Downloadable Movies in a Box: Where’s the Magic?
We Test Convenience of Vudu System and Find Flaws
With help from the Web and a little extra cash, almost everything becomes more convenient. Groceries are delivered directly to homes using services like Peapod, rental cars are available in easier-to-reach locations using Zipcar and movie tickets are bought in advance through Fandango.
But how much is too much when it comes to shelling out a little more for convenience, and are you really getting what you pay for? This week, I tested what could be thought of as the ultimate convenience: a box that plugs into your television and Internet connection, letting you download movies whenever you want to watch them. The box costs $399 and doesn’t include the price of movies, which must be rented or purchased for fees as high as $4 or $20 each, respectively.
This box, called Vudu, comes from a Silicon Valley company of the same name (www.vudu.com). Vudu’s biggest strengths are its easy setup, good picture quality and simple user interface, easily navigated using a scroll-wheel remote control.

Vudu costs $399 plus prices to rent or own each movie title.
If the director yelled “Cut!” right here, Vudu would be a box-office smash. But actually using this device is just one problem after another. For starters, though Vudu says it has relationships with the major Hollywood studios, many of the 5,000 titles it offers don’t seem to be popular by mainstream standards. Lots of them are old or obscure. For instance, you won’t find any of the “Pirates of the Caribbean” movies, but how about a 1984 sci-fi/fantasy movie called “The Ice Pirates,” instead?
If you do find a movie that you’d like to watch, you must have a bandwidth speed of at least two megabits per second to download it instantly; millions of broadband homes have slower connections than that. Vudu offers to measure your bandwidth on its home page before you buy it. I tested Vudu for a week on a typical home-type DSL line, and my connection only clocks about 1.5 Mbps, so it took me about 45 minutes to download each movie.
While Vudu’s $399 price tag might take some getting used to, its fees for buying or renting each movie could be harder to swallow after a month’s worth of use: as much as $80 if you bought one top-tier movie a week. Worse, you have to pay in advance. Rather than charging your credit card on a pay-as-you-go basis, Vudu customers must choose a $20, $50 or $100 amount at setup from which movie fees are deducted. When your account hits $0, the amount selected at setup is charged and the debit process begins again.
On top of all this, Vudu relies on a peer-to-peer network system for faster downloading. So, essentially, this company is using your bandwidth to help it save money it would have otherwise spent on its own servers and bandwidth.
I set up Vudu in a snap, plugging it into three things: a wall outlet, the back of a high-definition Sony Bravia television and an Ethernet cord. Wireless connections won’t work with Vudu without a special “bridge” or a power-line adapter. Once Vudu turned on, a friendly voice guided me through setting it up, and I got started in minutes.
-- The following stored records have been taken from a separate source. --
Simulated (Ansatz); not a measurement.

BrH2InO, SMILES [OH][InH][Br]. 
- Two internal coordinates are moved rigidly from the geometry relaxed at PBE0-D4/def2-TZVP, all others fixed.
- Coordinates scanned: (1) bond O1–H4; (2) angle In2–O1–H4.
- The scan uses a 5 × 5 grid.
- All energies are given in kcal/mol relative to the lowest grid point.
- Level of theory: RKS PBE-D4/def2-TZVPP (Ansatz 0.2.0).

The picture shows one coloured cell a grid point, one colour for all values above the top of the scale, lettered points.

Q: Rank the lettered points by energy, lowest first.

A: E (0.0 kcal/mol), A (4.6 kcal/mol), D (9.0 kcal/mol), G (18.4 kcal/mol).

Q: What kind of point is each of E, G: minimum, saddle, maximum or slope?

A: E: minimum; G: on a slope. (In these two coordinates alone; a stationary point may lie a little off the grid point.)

Vudu’s home screen is broken down into five menus: Find Movies, New Releases, My Movies, My Wish List and Info & Settings. I used the tiny remote, which fits perfectly in a hand, and rolled through menus using its scroll wheel. This wheel can be pressed down to select something, saving me from glancing down at the buttons. Also, Vudu uses an RF (radio frequency) antenna so you don’t have to point the remote at it.
In Find Movies, I looked through 18 genres, including biography, romance, family and historical. A sorting feature can filter movies by release date, MPAA rating, critics’ rating, studio, availability to rent and availability to own. An on-screen alphabet can be used to type in names of actors, directors or movie titles; the scroll wheel speeds up this process.
Parental controls, which are only accessible with a special code, can be set to block a child from buying or renting movies with certain ratings.
Vudu likes to think of itself as the instant-gratification alternative to running to the video store. But not many people I know still go to Blockbuster for a DVD; instead, they use mail-delivery services like Netflix. Compared with the 85,000 titles offered by Netflix, the selection at Vudu is pretty slim. A more similar comparison might be Amazon’s Unbox for TiVo, which has slightly less than 5,000 movies.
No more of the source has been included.